If you watch Downton Abbey, you'll know that tea was always given as a remedy for shock or grief or some kind of nasty surprise. Sweet tea was a balm to soothe the soul from the harshness of reality.
"You've had a shock. Sit down and I'll make you a cup of tea." I've even had that said to me, so the tradition hasn't quite died out yet.

Tea drinking is as much a part of our diet as bread and scones.

So when my American friend Jamie told me someone had given her a tea-infuser recently, and that she was more of a coffee drinker than a tea drinker, I welcomed the opportunity to introduce her to the delights of tea.

The traditional teapot, while beautiful to look at, and ornamental in its sentiment and history, is not really a popular, practical household item now. Maybe it's because we're all too busy to 'get the good china' down, although I must admit I still bring mine out for very special occasions, or if large quantities of tea is needed. Tea bags seem to have become the norm for most tea-drinkers, even (horror of horrors, you put the teabags into the teapot), probably because of their ease of use and they're quicker than tea-leaves. But we were introduced to a tea-infuser many years ago, and once you've enjoyed the rich, full aromatic taste of tea leaves spooned directly into the water, there's no going back really.

So this is how I make a proper cup of tea using a tea-infuser. I don't own any teabags anymore (except herbal teas), and I enjoy at least 3 cups of traditional tea a day. My husband is more of a tea-drinker than I am, so we use a pot that is small enough for one cup, but large enough for two, if I am drinking a cup of tea with him.

As my grandparents like to call it, the 'kettle' is now the 'jug'. That very useful invention of the electric jug that boils water in a matter of a few minutes.

Then I spoon about two heaped teaspoons of my favourite (Dilmah) Ceylon tea, into the infuser.

Then you let it steep for a few minutes. Isn't 'steep' a lovely word? How long you leave it to steep depends upon how strong you like your tea. Before I had children I didn't really care how strong or weak my tea was. Just how it came, was fine for me. But since the pregnancies, I no longer like strong tea. I don't know what that is - it's just one of those things. So I usually add no more than 1 teaspoon if making a cup for myself, and I don't let it steep very long.

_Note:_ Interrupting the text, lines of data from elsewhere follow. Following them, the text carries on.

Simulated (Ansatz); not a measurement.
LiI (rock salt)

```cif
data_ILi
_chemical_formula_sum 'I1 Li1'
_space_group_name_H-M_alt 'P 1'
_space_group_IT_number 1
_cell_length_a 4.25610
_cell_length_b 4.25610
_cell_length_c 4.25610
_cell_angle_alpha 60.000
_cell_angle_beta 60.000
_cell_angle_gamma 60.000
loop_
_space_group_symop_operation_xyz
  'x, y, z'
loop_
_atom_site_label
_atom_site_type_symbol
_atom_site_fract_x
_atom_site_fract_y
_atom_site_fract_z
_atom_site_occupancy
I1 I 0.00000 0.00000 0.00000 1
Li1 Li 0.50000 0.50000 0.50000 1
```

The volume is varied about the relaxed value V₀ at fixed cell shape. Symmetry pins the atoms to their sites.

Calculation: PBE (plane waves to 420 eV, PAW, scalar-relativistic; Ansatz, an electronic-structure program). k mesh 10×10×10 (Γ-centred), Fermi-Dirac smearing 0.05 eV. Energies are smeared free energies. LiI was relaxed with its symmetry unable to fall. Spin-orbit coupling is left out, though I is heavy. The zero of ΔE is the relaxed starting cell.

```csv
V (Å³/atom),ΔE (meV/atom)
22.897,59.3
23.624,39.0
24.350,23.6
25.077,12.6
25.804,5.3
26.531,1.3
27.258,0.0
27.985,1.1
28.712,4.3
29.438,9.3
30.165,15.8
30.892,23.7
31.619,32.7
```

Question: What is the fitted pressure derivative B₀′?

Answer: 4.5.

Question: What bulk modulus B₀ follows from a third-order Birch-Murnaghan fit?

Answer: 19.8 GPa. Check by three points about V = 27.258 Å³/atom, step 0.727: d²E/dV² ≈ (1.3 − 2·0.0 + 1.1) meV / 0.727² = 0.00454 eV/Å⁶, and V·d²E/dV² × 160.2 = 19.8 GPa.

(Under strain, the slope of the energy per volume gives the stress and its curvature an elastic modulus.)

Pour the tea into your teacup, leaving enough room at the top for milk, if you like it white. Do you like your tea white or black. My Nana liked her tea black, but I've never been able to drink it like that unless I load it up with sugar, and then it's too sweet.

I don't take sugar in my tea if I have it white, but there's no right or wrong - it's purely up to your taste. Two generations ago my grandmothers would put out a little china bowl with sugar lumps. One lump = one teaspoon of sugar. Such a tidy way of taking sugar in your tea. No little granules to spill on the cloth as you transfer it to your cup.

So that is how you make a cup of tea with an infuser, although I am unsure of how qualified I am to write a post on making tea. My great-aunt once told me I couldn't make a good cup of tea, but my excuse for that now is that I only had teabags to work with. Do you like to drink tea? And have you tried it with an infuser?

And of course, what could be more pleasant than a good cup of English tea, taken with an American Brownie.

Monday, April 14, 2014

Chelsea Winter's Summer Chicken Salad

Somehow, no matter how much you love cooking, when you have to do it every night for 6 people, who may or may not be indifferent to what you cook, the sheer love of creating something beautiful goes out of it sometimes.

Some nights it's just pure survival. Whatever you have planned for dinner, you just do it, get it into their tummies and move on to the next thing. When you have sports and school meetings and homework and early bedtimes, cooking up something fancy and beautiful just isn't high on the priority list.

But even the busiest of families get tired of eating the same things week after week. 
I still hate chops (lamb chops that is), because it was the staple meal that my mother used to cook for us growing up in a busy house. 
I think my kids are going to hate rice, sausages and chicken nibbles. They are my stand by. 

So when, after watching Chelsea Winter win Master Chef NZ in 2012, I went out and bought her book, I honestly didn't expect to find so many amazing recipes in there that I could use on a weekly basis. My shelves are full of celebrity chef cookbooks, and after trying a few they usually sit there gathering dust because they're either too complicated or the ingredients are hard to find.

But not so with Chelsea's book. In a week where I had a mental block for any inspiration on meal ideas - I was going around the family and asking them for their favourites, and just about all of them said 'nacho's' (seriously? again?), and in desperation I pulled down Chelsea's book from the shelf and decided to do one every night for the entire week.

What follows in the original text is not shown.